How Lawyers, Grassley Staff Tangled Over Testimony by Second Kavanaugh Accuser
Troy Worden /
Senate Judiciary Chairman Charles Grassley went out of his way to arrange for a second accuser of Supreme Court nominee Brett Kavanaugh to testify, a Wall Street Journal commentator argues in a series of tweets.
In her tweets Tuesday, Kimberley Strassel described an email exchange over several days between Grassley’s Judiciary Committee staff and lawyers for Deborah Ramirez.
1) Breaking: So Debra Ramirez's attorney, John Clune, went on CNN's Anderson Cooper 360 tonight. In interview, he accuses "game playing" by "majority party" with regards her testimony. But read the emails that have gone back and forth (I have), and that is downright false
— Kimberley Strassel (@KimStrassel) September 26, 2018
But a lawyer for Ramirez, John Clune, disputed the account Tuesday on CNN’s “Anderson Cooper 360.”
Clune accused the “majority party,” Republicans, of “game playing” in efforts to set up a date for Ramirez, 53, to testify.
Clune said the committee blew off a scheduled call with Ramirez, who alleged in a New Yorker article published Sunday that Kavanaugh exposed himself to her during a party when they were both students at Yale College. No one has corroborated her account.
“We got on the phone and only the minority party showed,” Clune told Cooper on his CNN show.
“Every time we try to set up a phone call, the majority party either change the rules of the phone call or they want additional information as a precondition for even having a phone call with us,” he said.
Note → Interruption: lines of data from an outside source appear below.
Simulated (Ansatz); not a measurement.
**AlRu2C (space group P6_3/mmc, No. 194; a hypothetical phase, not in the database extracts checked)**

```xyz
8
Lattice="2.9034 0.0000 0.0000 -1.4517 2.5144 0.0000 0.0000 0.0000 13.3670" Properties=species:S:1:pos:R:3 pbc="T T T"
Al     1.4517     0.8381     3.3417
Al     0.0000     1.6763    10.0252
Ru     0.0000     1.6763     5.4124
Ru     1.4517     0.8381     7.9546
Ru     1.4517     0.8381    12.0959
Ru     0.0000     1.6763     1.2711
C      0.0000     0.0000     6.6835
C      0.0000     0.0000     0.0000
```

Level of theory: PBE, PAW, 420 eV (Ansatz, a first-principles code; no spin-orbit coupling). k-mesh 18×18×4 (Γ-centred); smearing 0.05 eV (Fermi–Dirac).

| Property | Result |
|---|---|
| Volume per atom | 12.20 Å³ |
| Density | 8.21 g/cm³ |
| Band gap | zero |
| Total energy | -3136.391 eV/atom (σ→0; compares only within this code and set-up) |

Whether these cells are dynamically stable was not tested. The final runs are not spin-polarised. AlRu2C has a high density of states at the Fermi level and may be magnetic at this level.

Strassel disputed Clune’s characterization. Her series of tweets described the email exchange between Ramirez’s lawyers and committee staff.
Republican committee staff sent an email to Ramirez’s lawyers Sunday afternoon, the day The New Yorker published its story, Strassel writes. She gives this account:
Ramirez’s lawyers respond Monday, demanding an FBI investigation of the allegations and suggesting a call to discuss a possible in-person interview with Ramirez, “on appropriate terms.”
Throughout Monday the committee requests evidence of Ramirez’s claims. Her lawyers respond with repeated calls for the FBI to get involved. The only evidence they cite is the New Yorker article.
On Tuesday, Ramirez’s lawyers again fail to provide evidence, but move a conference call to the end of the day. Republicans respond with more inquiries about evidence and possible future testimony before agreeing to a call.
At this point, Strassel recounts, Democrats’ staff intervene in the exchange to apologize for Republicans’ “preconditions” and offer to put Ramirez’s lawyers in touch with the FBI and set up a conference call.
A few hours later, Republican staff send their sixth request for some kind of statement or further information, at which point Clune goes on CNN.
“This is a serious accusation,” Strassel wrote on Twitter:
No law enforcement would commence investigation without such [a] statement—this is [a] basic request, in line with any committee probe. Yet every polite request for [a] basic on record statement is ignored, rebuffed, delayed, denied. [The] GOP has bent backwards.
“Blaming us for being noncooperative is just flat out not consistent with how things have gone and what the emails show,” Clune said on CNN, responding to claims that Ramirez was being purposely evasive.
Media contacts for the committee and in Grassley’s office did not respond to phone calls from The Daily Signal asking for comment.